PARIS — Galerie 54 here is adding a tropical touch to the Seine’s monument-lined banks.
The architecture and design gallery has reconstructed one of the three “Maisons Tropicales” or “tropical houses” by acclaimed French architect Jean Prouvé at the foot of the Pont Alexandre III near the Petite Palais.
“They are houses that have traveled and that will continue to travel,” said Galerie 54 art historian, Martial Vigo. “Galerie 54 purchased all three of the Prouvé prototypes in 2000 and brought them back to Paris.”
Dubbed the Maison de Brazzaville, the house was originally designed in 1951 to solve infrastructure shortages in France’s colonial territory in Africa.
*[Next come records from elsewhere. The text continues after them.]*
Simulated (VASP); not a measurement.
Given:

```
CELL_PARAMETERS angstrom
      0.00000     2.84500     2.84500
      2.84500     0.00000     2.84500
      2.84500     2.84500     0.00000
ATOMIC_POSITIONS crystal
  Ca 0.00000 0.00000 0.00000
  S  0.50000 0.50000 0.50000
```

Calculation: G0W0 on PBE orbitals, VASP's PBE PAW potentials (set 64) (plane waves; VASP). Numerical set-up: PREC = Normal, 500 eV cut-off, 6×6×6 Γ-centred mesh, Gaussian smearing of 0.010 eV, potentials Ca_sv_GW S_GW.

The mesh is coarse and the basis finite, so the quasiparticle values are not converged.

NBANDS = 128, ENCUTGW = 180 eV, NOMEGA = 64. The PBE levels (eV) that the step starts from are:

Almost 2,000 square feet, the lightweight steel and aluminum structure will showcase furniture by the designer and will remain in place until Dec. 31.
“The exhibit is in the same location as the Maison de Niamey, the first of the Maison Tropicales that was unveiled in 1949 here, before it was dismantled and sent to Africa,” said Vigo, who noted that the design gallery would also install the Maison de Niamey in the south of France before 2009 in order to create a Galerie 54 branch there.
The remaining house, a smaller version of the Maison de Brazzaville, was sold to an American collector and is to be donated to the Pompidou Museum in Paris.